Analysts expect earnings to decline by 5% in Q2 before growing at 1.7% and 8.8% in Q3 and Q4, respectively. However, there is significant scope for a downward earnings revision in Q3 and Q4 as the lag impact of rate hikes is felt in the economy. Furthermore, the S&P 500’s 12- month forward price-to-earnings (P/E) ratio of 18.1 is above the 10-year average of 17.3, suggesting that US equities are not cheap.

S&P 500 Earnings Growth: Quarterly growth (YoY%)

Source: FactSet Earnings Insights as of 28 April 2023

Two factors that could have contributed to market resilience in the face of macroeconomic headwinds include positive earnings surprises and bearish sentiments amongst market participants, as highlighted by fund manager surveys conducted by institutions like Bank of America. Eventually, the market will have to align with the reality of a possible stagflation environment.

The US dollar is also likely under pressure amid weak US economic data, concerns around the debt ceiling deadlock, and expensive valuations relative to peers. Additionally, the dollar could face greater headwinds if the Fed is comparatively more dovish than its European counterparts, which is likely to support emerging markets. Emerging markets have generally performed well in environments where the dollar has weakened.

Indian Macro Update
Overall, Indian macroeconomic data remains mixed. While PMI numbers remained above 55 in March and GST collections touched a new all-time high of INR 1.87 lakh crores in April, core industry growth in March declined to 3.6%, the slowest pace in five months. Additionally, CPI inflation dropped to a 15-month low of 5.6% in March vs. 6.4% in February, and WPI inflation continued its downward trajectory declining to 1.3% in March.

Almost as if expecting the inflation decline, the RBI decided to keep the policy rate unchanged in its April policy, which was a surprise given the market expectations of a 25bps hike. However, the RBI has kept the door open for further hikes if the data demands it. The RBI is likely to remain on hold through the rest of this year.
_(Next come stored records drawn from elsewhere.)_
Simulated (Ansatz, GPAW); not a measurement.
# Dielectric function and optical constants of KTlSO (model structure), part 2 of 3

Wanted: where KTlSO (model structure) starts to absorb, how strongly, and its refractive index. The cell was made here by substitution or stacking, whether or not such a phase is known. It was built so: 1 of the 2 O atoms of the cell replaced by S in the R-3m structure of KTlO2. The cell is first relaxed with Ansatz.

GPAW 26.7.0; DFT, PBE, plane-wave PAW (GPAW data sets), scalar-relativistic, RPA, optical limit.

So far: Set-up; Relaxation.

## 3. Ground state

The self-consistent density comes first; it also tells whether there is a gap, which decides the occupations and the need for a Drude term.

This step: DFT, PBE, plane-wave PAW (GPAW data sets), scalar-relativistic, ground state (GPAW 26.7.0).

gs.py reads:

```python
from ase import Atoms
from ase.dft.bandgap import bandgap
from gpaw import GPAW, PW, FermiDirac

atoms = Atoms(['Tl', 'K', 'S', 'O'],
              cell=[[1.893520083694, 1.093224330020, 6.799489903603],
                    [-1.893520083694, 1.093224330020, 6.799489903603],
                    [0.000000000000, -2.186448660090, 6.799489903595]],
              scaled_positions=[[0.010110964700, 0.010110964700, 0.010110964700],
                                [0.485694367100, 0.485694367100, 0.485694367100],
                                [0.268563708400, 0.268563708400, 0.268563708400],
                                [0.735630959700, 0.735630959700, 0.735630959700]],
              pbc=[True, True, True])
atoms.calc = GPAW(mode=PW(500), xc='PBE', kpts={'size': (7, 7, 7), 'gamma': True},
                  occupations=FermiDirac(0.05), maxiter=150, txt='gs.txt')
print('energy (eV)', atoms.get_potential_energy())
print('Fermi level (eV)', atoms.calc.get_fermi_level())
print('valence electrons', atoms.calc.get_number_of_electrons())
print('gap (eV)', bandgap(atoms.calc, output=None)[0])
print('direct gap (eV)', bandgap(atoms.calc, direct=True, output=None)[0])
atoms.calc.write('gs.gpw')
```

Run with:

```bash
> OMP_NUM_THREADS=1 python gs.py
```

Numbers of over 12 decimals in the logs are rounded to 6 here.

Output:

Crude oil price is one thing that the RBI would be closely watching. The OPEC+ countries decided to cut production in a surprise move to push the crude market output to a deficit in Q2 CY 2023 vs earlier expectations of a surplus. A weaker oil demand from a slowing global economy and the build-up of inventories amid warmer winters could offset the output cut and keep crude oil close to current levels. However, further output cuts could push prices higher and thus impact the Indian economy subsequently.

Indian Market Outlook
The earnings season for Q4 FY 2023 (quarter ended March 2023) in India has just begun. Only about one-fifth of Nifty 500 companies have declared their results so far. As expected, banks have delivered strong results, with the larger private banks delivering in-line or better results. On the other hand, IT heavyweights disappointed markets with lower-than-expected numbers for the quarter and muted guidance for FY 2024. While it is still too early to conclude, results have been mixed and largely aligned with expectations. At an aggregate level, Nifty EPS is expected to grow at close to 14% yoy in Q4 FY 2023 and about 12-13% in FY 2023. However, a large part of this is from the Financial and Auto sectors, and Nifty EPS is likely to be flat if we exclude these two sectors.

Nifty Quarterly EPS Growth (YoY %)

Source: Motilal Oswal Research

Comparative valuations of Indian equities have improved due to their underperformance relative to other emerging markets. In addition, the earnings delivery in India at double-digit growth is strong relative to the rest of the world. However, global macro headwinds will likely affect India, as seen in the muted IT sector results. We await the full quarter earnings results before reviewing our neutral stance on equities.

Fixed income
With the RBI deciding to keep rates on hold, we believe bond yields are headed lower over the next few quarters. If not already done, adding duration to portfolios could be prudent. However, it is essential also to consider the potential risks associated with global headwinds and the uncertain rate trajectory of the Fed.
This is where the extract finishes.